- Delta had ended its nonstop service to Mumbai in 2009.
- Delta has blamed Middle Eastern airlines for hurting its ability to operate in parts of Asia.
- Qatar and the U.A.E. reached deals earlier this year with the U.S. over airline practices.
Delta Air Lines will fly nonstop from the U.S. to India for the first time in a decade, a decision the airline said was due to recent agreements over three of its Middle Eastern rivals' practices.
The flights will begin next year and either depart from New York's John F. Kennedy International Airport or Delta's home base at Hartsfield-Jackson Atlanta International Airport, but the airline has not made a final decision.
Delta's announcement came after agreements this year appeared to put to rest a bitter, years-long dispute with three Persian Gulf airlines — Qatar Airways, Emirates and Etihad — which U.S. airlines said received government subsidies making it impossible for the U.S. carriers to compete in certain markets.
Delta CEO Ed Bastian told CNBC earlier this month the airline intended on returning to markets, including India, where it had been "hurt" by the three carriers.
In January, Qatar agreed to open its books and provide financial statements. Earlier this month, the United Arab Emirates agreed to a similar deal with the Trump administration. Bastian credited the administration for allowing the airline to restart the service to India. The three Persian Gulf carriers involved in the dispute with their U.S. competitors offer frequent service from their hubs to India.

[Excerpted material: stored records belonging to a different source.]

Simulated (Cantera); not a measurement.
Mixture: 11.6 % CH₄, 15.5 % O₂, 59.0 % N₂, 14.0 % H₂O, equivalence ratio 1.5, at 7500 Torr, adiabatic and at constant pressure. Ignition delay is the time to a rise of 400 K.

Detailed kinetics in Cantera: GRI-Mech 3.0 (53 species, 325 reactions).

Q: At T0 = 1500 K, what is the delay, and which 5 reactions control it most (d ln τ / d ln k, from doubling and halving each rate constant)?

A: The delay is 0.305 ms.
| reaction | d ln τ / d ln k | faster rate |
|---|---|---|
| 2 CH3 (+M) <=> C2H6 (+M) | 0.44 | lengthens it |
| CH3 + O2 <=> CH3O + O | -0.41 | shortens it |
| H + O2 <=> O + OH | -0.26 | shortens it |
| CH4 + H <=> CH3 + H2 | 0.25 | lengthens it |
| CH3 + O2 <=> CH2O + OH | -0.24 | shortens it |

"This move will mark a return to India for Delta, which was forced to exit the market after subsidized state-owned airlines made service economically unviable," the company said in its announcement
The service requires government approval, Delta said, adding that it plans to also expand its code-sharing agreement with local partner Jet Airways to carry passengers to other destinations in India.
United Airlines is the only U.S. airline that currently flies nonstop to India from the United States.